This package provides a utility that scans files and checks for duplicates.
A minimum logger interface with three severities.
An abstraction to deduplication logic, with a minimal interface.
Iterate filtered files to delete each, and attempt to clear any empty parent folders recursively.
Returns the duplicates marked for deletion.
Initializes the metrics system, which sets the start time and clears data.
Ensures the input path is both absolute and clean, parses the supplied excludes, and initializes private maps and slices clearing any former data.
Uses path/filepath.WalkFunc to iterate all files in the input path, and discards any zero-size files, symbolic links, or files matching the list of case-sensitive excludes. It groups the remaining files by size.
Any errors encountered while walking the file system will be logged and then discarded so the program may continue.
Iterates each set of files grouped by size, and two at a time will be checked using os.SameFile to discard hard-links, and then buffered byte-by-byte comparison.
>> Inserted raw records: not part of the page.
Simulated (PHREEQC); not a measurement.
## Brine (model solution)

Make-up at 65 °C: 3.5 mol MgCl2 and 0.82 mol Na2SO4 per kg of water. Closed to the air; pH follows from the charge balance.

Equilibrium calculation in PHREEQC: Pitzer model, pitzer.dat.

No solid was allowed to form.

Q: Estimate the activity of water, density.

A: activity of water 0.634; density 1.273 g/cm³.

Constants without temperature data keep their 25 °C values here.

The buffered comparison offers early termination, making it a faster solution than hash checks. Additionally, the code is written to work with the possibility of multiple duplicate groups of the same size.
Files with matching data are put into an unnamed group and appended to the slice of duplicates.
Finally it sorts the groups of duplicates, using a weighted score by depth and then by recurrence of parent path. The file with the lowest score in the group will be kept, and the rest are appended to a single dimensional slice, which can be requested by Filtered and is used by Delete.